Review Summary: You will never starve, you will never freeze.
In the interest of clarity, I'm hesitant to label
Ixora "experimental indie", partly because of how lame it sounds and partly because that would inevitably conjure up wild expectations. Comparisons to The Antlers' forward-thinking
Burst Apart, or perhaps Bon Iver's genre-blending sophomore release, are expectations which clearly Copeland have no intention of meeting even if they were equipped to do so. That said,
Ixora is not
You Are My Sunshine 2 and nor should it have been. Simply put,
Ixora is Copeland back from their beauty sleep refreshed and lively.

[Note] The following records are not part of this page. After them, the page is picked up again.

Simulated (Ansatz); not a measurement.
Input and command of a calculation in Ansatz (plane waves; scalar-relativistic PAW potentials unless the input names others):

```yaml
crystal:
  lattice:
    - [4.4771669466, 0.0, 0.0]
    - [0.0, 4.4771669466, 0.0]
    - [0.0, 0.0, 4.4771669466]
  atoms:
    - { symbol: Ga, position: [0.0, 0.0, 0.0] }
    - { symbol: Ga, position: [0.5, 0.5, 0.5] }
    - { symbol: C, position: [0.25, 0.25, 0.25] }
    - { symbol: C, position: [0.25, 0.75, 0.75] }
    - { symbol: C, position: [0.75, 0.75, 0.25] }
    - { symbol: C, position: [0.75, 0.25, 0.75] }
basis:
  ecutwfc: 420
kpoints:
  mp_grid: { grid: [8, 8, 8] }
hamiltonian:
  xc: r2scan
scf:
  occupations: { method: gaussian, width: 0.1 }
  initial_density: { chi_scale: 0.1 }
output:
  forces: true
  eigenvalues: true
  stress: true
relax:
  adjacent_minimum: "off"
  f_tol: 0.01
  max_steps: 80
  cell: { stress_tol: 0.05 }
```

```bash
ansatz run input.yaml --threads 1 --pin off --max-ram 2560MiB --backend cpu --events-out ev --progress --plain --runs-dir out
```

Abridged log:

Clear standout "Erase" is perhaps a microcosm of the album Copeland fans were expecting, with a classic Marsh vocal-piano combo in the song's first half sounding like a blueprint for the phantom
You Are My Sunshine 2. Of course, this is too straight-forward for 2014 Copeland so a gear change halfway through kicks the song into a powerful full-band jam the likes of which fans have been yearning for since "California". "Like a Lie" sounds like what the disappointing Marsh side project 'The Lulls in Traffic' should have been, a groovy R&B-esque jam without the dead weight of Ivan Ives' tedious rapping. The groovy beat propels an addictive chorus of "Feels like a lie when I hold you/Feels like a lie when it comes true", sounding like a stripped-back version of any massive Timberlake chorus of your fancy. Elsewhere, we have the typical breathy ballads on display, albeit with a few choice inclusions of more unusual instruments - the combination of riffs and bongos in "Chiromancer"; the exceptional saxophone bridge in "World Turn" – to keep things fresh.
However,
Ixora's greatest achievement is the subdued "Ordinary" and the way that Marsh, never the subtlest of lyricists, deals superbly with the subject matter of mundanity. The song continually poises on the brink of changing pace – another saxophone bridge perhaps, or a sudden crash of drums a la "Erase", or maybe even one of those killer shifts into Marsh's trademark falsetto when the chorus comes in? Instead, it continually retreats back from the brink, building up to absolutely nothing, remaining static and dull. Of course, on paper 'dull' seems a strange choice of words for the positive, but that's exactly what it is. The brilliance of "Ordinary" is in the way its subdued nature reflects the subject matter - "We laugh just like yesterday/And I kiss you like the day before/And I hold you just like ordinary/Perhaps when the day is new/We'll find tomorrow is just ordinary too". Could be
Ixora is a harbinger of things to come, and Copeland will go on to take the world by storm and birth a new genre of saxophone-toting electronic indie rock. But, more than likely, they'll be comfortable to stay in the niche they've carved out for themselves and their devoted fanbase, and you can't begrudge them that. Either way, Copeland are back and here to stay.